In order to do that, you do need a high speed airflow (or CFM). The (static) pressure that the fan can maintain doesn't matter here. The high speed airflow creates dynamic pressure that acts on the beans and keeps them suspended, which is what your looking for if I understand correctly. At terminal velocity, the force that acts on the object due to drag, is equal to the force that pulls it down, which we call gravity.

Consider the following formula for the terminal velocity of an object:

$v=\sqrt(2mg/\rho*C_d*A)$

Where $v$ is the velocity on an object, relative to the medium/stream in metres per second.
$m$ is the mass of the object(beans) in kilogram.
$g$ is the gravitational acceleration, which is about $9.81m/s^2$ everywhere on Earth.
$\rho$ is the density of the medium, which is 1.2kg per cubic metre for air at standard conditions.
$C_d$ is the drag coefficient of the object. This is a factor usually between near 0 and 1. It's defined by the shape and skin texture of the object. A sphere has a $C_d$ of about 0.9, so i'd expect a bean to have a $C_d$ of about 0.85. It depends which orientation the bean has relative to the airflow.
$A$ is the frontal area of the object. This also depends on the orientation of the bean.

Since we can't change the properties of the beans, nor can we significantly change the density of the air, all we're left with is the velocity as tunable parameter.

I can't find the properties of a bean in my physics book, but let's suppose it's as dense as average wood: about 700kg/m3, and that the bean has the shape of a sphere with a diametre of 8mm. (about 1/3rd of an inch) Then the frontal area of the bean will be:

$A=1/4*\pi*D^2=1/4*\pi*8^2=50.3mm^2$ or 5.03e-5 m2.

The volume of the spherical bean will be:

$V=1/6*\pi*D^3=268mm^3$ or 2.68e-7 m3.

Which at a density of 700kg/m3, gives us a mass of the bean of:

$m=\rho*V=700*2.68e-7=0.188grams$ or 1.88e-4 kg.

If we fill in these values in the first formula, it gives us a velocity of:

$\sqrt((2*1.88e-4*9.81)/(1.2*0.85*5.03e-5))=8.5m/s$

That is the needed velocity of the air to keep them suspended. If you multiply it by the surface of your fan, you get the needed airflow. This is assumed the surface of the airduct above the fan is the same surface as the fan. Your 120mm fan has a surface of:

$A=1/4*\pi*D^2=1/4*\pi*0.12^2=0.0113m^2$

Which means that the volume air flow must be:

$Volumeflow=v*A=8.5*0.0113=0.096m^3/s$ or 96L/s or 203CFM.

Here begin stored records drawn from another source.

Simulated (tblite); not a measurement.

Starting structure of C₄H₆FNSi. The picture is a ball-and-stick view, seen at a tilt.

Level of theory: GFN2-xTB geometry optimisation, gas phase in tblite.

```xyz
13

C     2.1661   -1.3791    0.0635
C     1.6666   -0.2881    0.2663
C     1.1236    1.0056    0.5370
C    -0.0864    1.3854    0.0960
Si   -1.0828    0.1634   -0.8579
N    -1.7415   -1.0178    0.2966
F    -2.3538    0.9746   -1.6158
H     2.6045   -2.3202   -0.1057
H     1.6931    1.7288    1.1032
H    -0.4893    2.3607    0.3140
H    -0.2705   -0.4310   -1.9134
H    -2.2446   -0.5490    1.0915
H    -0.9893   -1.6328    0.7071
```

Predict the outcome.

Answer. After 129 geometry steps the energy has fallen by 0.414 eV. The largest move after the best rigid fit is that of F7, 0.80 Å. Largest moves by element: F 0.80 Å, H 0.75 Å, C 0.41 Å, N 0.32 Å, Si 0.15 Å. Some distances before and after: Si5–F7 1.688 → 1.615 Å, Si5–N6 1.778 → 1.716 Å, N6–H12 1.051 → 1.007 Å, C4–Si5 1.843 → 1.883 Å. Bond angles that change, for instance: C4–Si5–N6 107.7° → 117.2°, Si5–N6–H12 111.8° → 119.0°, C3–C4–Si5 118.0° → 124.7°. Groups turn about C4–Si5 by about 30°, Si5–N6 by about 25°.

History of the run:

I'd choose a fan that has a higher CFM rating(300CFM or so), to create a margin to make up for any errors made by assumptions in these calculations. You can always easily throttle down the fan. And also, your mesh, the heater, the beans, and any other construction will restrict the airflow, which makes it impossible for the fan to provide advertised CFM rating. That rating is probably based on an unrestricted fan. That's why you need to aim higher for CFM.

If you want to warm up the beans, i'd recommend to create a construction that makes the fan recirculate the air. So create your airduct like a donut or a square donut. Not only does it allow you to gradually heat up the air and the beans without losing your heat, it also keeps the load of the fan at a minimum.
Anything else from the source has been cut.